Thursday 25 April 2019

Who'd have thought I'd be cosying up to the Danes for lessons on how to cheer up?

Cycling commuters in Copenhagen old town. Photo: Getty
Cycling commuters in Copenhagen old town. Photo: Getty
Sinead Moriarty

Sinead Moriarty

With terrorism escalating and constant images of suffering and pain, 2016 has turned into a particularly awful year. It's no wonder this is the year that will end with everyone talking about the Danish concept 'hygge'.

Hygge is being hailed as the new wellness trend and because it originated in the world's happiest nation, Denmark, we should sit up and listen. The hygge concept of living 'cosily' is one that the world is already beginning to embrace with open arms.

Perhaps it's because we're all a little sick and tired of hearing how we should only be eating raw food, running marathons and drinking nothing but water. Our diets should be gluten free, dairy-free, sugar-free . . . everything you end up eating tastes like cardboard and you can't even have a glass of wine to wash it down with.

You feel like a criminal if you order a slice of cake in a coffee shop. People's heads spin around to stare: Who in the name of God ordered actual cake? Do they have a death wish?

They shake their heads as they piously tuck into one of those raw energy balls that frankly taste like they're made of straw and out-of-date coffee with a bit of kale thrown in as a 'treat'.

People are fed up. Life is tough. Everyone is worn out. They want comfort, treats, something to look forward to, something to take their minds off their worries and stresses. It seems the Danes have the answer. Studies have been done to try to explain why Denmark keeps topping the world happiness poles.

Their social security, equality, wealth and tolerance are obviously big factors but the problem with that explanation is that it doesn't set Denmark apart from the other Nordic countries. Apparently, it's hygge that sets them apart.

Meig Wiking - the chief executive of Copenhagen's Happiness Research Institute (yes, they have a Happiness Institute!) - in 'The Little Book of Hygge', says the hygge trend is the antithesis of the clean-living books that have dominated best-seller lists for months.

"Hygge is about embracing things - enjoying cake, not checking work emails all weekend, spending time with friends and family. It's about the simple, small pleasures that make life great, which perhaps sometimes pass us by."

The concept of hygge means creating a warm atmosphere and enjoying the good things in life with loved ones. Eating dinner around the warm glow of candlelight is hygge. Spending quality time with friends and family, drinking wine in front of a roaring fire, watching the sunset - these are all hygge.

Even during the long dark winters the Danes don't get down. They 'hygge' their way through. The pinnacle of hygge is Christmas, when the Danes really push up the hygge levels. As the days get shorter and darker, millions of candles are lit all over the city of Copenhagen, giving it a magical feel. Candlelight is very hygge. Danes burn more candles per head than anywhere in Europe.

Visitors to Copenhagen can do a 'Hygge and Happiness half-day tour' around the city, which includes coffee and beer.

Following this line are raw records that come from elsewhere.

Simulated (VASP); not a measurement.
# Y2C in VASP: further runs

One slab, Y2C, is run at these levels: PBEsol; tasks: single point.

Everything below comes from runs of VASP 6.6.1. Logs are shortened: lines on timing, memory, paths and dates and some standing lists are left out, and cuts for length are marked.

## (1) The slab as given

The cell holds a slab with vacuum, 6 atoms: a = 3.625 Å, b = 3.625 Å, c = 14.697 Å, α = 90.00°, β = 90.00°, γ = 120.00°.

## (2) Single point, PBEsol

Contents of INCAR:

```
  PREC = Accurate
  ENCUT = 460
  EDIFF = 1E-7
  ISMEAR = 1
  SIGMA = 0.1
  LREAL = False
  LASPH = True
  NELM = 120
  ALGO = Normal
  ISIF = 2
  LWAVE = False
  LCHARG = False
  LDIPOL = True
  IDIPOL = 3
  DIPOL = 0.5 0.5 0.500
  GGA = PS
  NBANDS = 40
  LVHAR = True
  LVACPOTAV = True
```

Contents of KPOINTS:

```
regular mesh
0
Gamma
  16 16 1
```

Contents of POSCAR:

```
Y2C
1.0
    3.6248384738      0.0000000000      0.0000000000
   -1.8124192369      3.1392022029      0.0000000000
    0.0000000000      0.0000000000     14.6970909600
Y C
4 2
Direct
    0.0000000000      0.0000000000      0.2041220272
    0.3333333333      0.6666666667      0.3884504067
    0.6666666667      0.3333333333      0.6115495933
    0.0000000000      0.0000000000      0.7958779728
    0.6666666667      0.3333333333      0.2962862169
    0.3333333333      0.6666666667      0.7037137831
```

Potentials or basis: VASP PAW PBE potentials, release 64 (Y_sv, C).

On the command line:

Wiking says the Danes like to talk about hygge things that they are looking forward to, appreciate something hygge when it is happening and talk about what a hygge time they have had afterwards.

"An important thing to remember when it comes to understanding hygge is that it's about experiences rather than 'stuff'," he says.

Hygge is taken so seriously in Denmark that doctors regularly prescribe "tea and hygge" as a cure for a cold.

In the bleakest month of the year, January, when Irish people are queuing up to join gyms, swearing off alcohol for life and stapling their mouths shut so they can lose weight, the Danes are being kind to themselves.

And because of hygge, they don't feel the need to binge like we do - no Dane will be caught eating a full Selection Box for breakfast in December, so they won't feel the need to eat nothing but broccoli for the month of January.

They are kind to themselves all year round, which negates the need for the yoyo binging/purging lives we lead here in Ireland.

Imagine how much happier you'd be in January if you didn't feel you had to give up alcohol, food or going out - except to drag yourself to the gym to thunder around in Lycra every night.

Hygge is about embracing life, enjoying a coffee and a slice of cake without the guilt, not checking work emails every five seconds, having a hot bath, spending time with friends and family.

It's about stopping to enjoy and appreciate the small and simple pleasures of life.

I may never be able to pronounce it correctly, but I'm all for it. Hygge-me up!